Global Warming & Climate Change
Global warming is the increase in the average temperature of the Earth’s near-surface air and oceans since the mid-20th century and its projected continuation.
Global surface temperature increased 1.33ºF (+/- 0.32 °F) between 1905 and 2005 and is projected to rise 1.8ºF to 2.7ºF by 2050. (Since global temperature recording began in 1850, the ten hottest years on record, in order from hottest to less hot, have been: 2005, 1998, 2002, 2003, 2007, 2006, 2004, 2001, 1997 and 1995.) The Intergovernmental Panel on Climate Change (IPCC) concludes that most of the temperature increase since the mid-20th century is “very likely” due to the increase in anthropogenic (meaning manmade) greenhouse gas concentrations. Natural phenomena such as solar variation and volcanoes probably had a small warming effect from pre-industrial times to 1950 and a small cooling effect from 1950 onward. These basic conclusions have been endorsed by at least 30 scientific societies and academies of science, including all of the national academies of science of the major industrialized countries.
Reports on climate change can be found at:
http://ipcc-wg1.ucar.edu/wg1/Report/AR4WG1_Print_SPM.pdf
http://ipcc-wg1.ucar.edu/wg1/Report/AR4WG1_Print_Ch09.pdf
The terms “global warming” and “climate change” are often used interchangeably.
Why Do Glaciers Matter?
 Ice that took centuries to develop can vanish in just a few years. A glacier doesn’t melt slowly and steadily like an ice cube on a table. Once glacial ice begins to break down, the interaction of meltwater and sea water with the glacier’s structure can cause increasingly fast melting and retreat. Today, Earth’s surface is made up of 71% water, 10% ice, and 19% land. Most of the world’s ice is in the Arctic and Antarctic, but some of it is scattered around Earth in the form of mountain glaciers.
Glaciers are sentinels of climate change. They are the most visible evidence of global warming today. In addition to raising sea water levels, widespread loss of glaciers will likely alter climate patterns in other, complex ways. For example, glaciers’ white surfaces reflect the sun’s rays, helping to keep our current climate mild. When glaciers melt, darker exposed surfaces absorb and release heat, raising temperatures. Our way of life is based on climate as we know it.
Could This Be a Natural Cycle?
Throughout Earth’s history, ice caps and glaciers have grown and melted in response to changes in the Earth’s energy balance. Now, however, the addition of atmospheric greenhouse gases, including carbon dioxide (CO2), methane (CH4), and manmade gases such as nitrogen trifluoride (NF3), is amplifying the natural greenhouse effect, causing intensified warming that international teams of scientists describe as unequivocal, meaning “without doubt.”
In normal circumstances—without human activities influencing the climate and amplifying the greenhouse effect—glaciers and ice caps melt in the summer months, and in the high latitudes when the sun doesn’t set for weeks at a time around the solstice, the melt can be dramatic. [0]
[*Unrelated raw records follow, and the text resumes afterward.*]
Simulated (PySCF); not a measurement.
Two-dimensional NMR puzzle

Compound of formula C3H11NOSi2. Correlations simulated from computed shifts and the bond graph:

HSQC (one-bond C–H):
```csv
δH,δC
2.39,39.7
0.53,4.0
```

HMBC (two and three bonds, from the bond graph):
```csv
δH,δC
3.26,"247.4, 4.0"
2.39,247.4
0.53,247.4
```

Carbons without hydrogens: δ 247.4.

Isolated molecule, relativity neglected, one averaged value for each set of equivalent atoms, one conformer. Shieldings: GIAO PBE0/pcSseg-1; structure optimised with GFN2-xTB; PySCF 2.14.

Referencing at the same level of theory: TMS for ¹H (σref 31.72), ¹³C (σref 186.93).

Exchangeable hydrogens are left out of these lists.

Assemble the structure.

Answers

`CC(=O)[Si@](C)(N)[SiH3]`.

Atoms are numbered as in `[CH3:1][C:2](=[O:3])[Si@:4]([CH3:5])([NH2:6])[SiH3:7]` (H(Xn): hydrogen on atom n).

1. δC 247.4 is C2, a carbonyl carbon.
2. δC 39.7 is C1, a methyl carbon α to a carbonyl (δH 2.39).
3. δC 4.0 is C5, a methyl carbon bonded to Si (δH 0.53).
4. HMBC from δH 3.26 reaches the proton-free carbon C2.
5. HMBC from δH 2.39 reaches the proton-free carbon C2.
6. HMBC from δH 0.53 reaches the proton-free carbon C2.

Glaciers that terminate at an ocean also tend to break off—or calve—icebergs faster in summer, causing a seasonal retreat. In the winter months, especially in high latitudes when the sun doesn’t come above the horizon for weeks at a time, the ice grows. On the Greenland ice cap, for instance, there is tremendous melting during the summer, especially on the edges where glaciers meet the sea, but there is also buildup of ice and snow from precipitation during the winter months.
Ocean-ending glaciers slow down their rate of calving in the winter months and recover some or all of their summertime loss. The difference between the summer loss and the winter growth is studied by examining the “mass balance.” Most glaciers in the world have a negative balance and are retreating, and the few that are advancing appear to be close to equilibrium.
What alarms many scientists is not only the extent of retreat but the rapidity of the change and the consistent, worldwide emergence of retreat and volume loss. The EIS time-lapse studies provide evidence not only of the changes that are occurring, but of the processes involved, which have not been well understood.
Glaciers and ice caps are indeed key indicators and unique demonstration objects of ongoing climate change. Their shrinkage and, in many cases, even complete disappearance leaves no doubt about the fact that the climate is changing at a global scale and at a fast if not accelerating rate. Anyone can see the changes in glacier extent and understand the basic physical principle of snow and ice melting as temperatures continue to rise: as the glaciers and ice caps on earth grow smaller, the energy content in the climate system and in the environment on which we depend becomes greater.
The average annual melting rate of mountain glaciers appears to have doubled after the turn of the millennium in comparison with the already accelerated melting rates observed in the two decades before. The previous record loss in the year 1998 has already been exceeded three times, i.e., in the years 2003, 2004 and 2006, with the losses in 2004 and 2006 being almost twice as high as the previous 1998 record loss.
—Wilfried Haeberli, Director, World Glacier Monitoring Service
Why Didn’t Scientists Recognize Global Warming Sooner?
 Some did. In 1958, the National Academy of Sciences published a booklet titled “Planet Earth: The Mystery with 100,000 Clues,” which contained this prescient paragraph:
Our industrial civilization has been pouring carbon dioxide into the atmosphere at a great rate. By the year 2000 we will have added 70 percent more carbon dioxide to the atmosphere. If it remained, it would have a marked warming effect on the earth’s climate, but most of it would probably be absorbed by the oceans. Conceivably, however, it could cause significant melting of the great icecaps and raise sea levels in time.
[PHOTO CREDIT http://www7.nationalacademies.org/archives/IGYPlanetEarthPosters.html]
When the authors wrote about the natural greenhouse effect that allows life on Earth to exist and pointed to the potential impact of human activities—specifically adding carbon dioxide to the atmosphere by burning fossil fuels—they knew a good deal about the Earth’s energy balance. They also knew enough about the role of greenhouse gases such as carbon dioxide in trapping heat radiated from the Earth’s surface to predict the potential future melting of ice caps and raised sea levels. But they were off on several key points. It would have been difficult to imagine the population of the planet more than doubling, and the demand for fossil fuel energy growing exponentially[0].
In fact, by the year 2000, the release of global fossil carbon emissions into the atmosphere went from around 2,000 million metric tons to more than 6,000 million metric tons of carbon, and now it is around 8,000 million metric tons, or 30,000 million metric tons of CO2. Moreover, the authors of “Planet Earth” anticipated the ocean would absorb most of the carbon dioxide when in fact it currently absorbs only about 30%, which is causing changes in the chemistry of the water that are acidifying the ocean.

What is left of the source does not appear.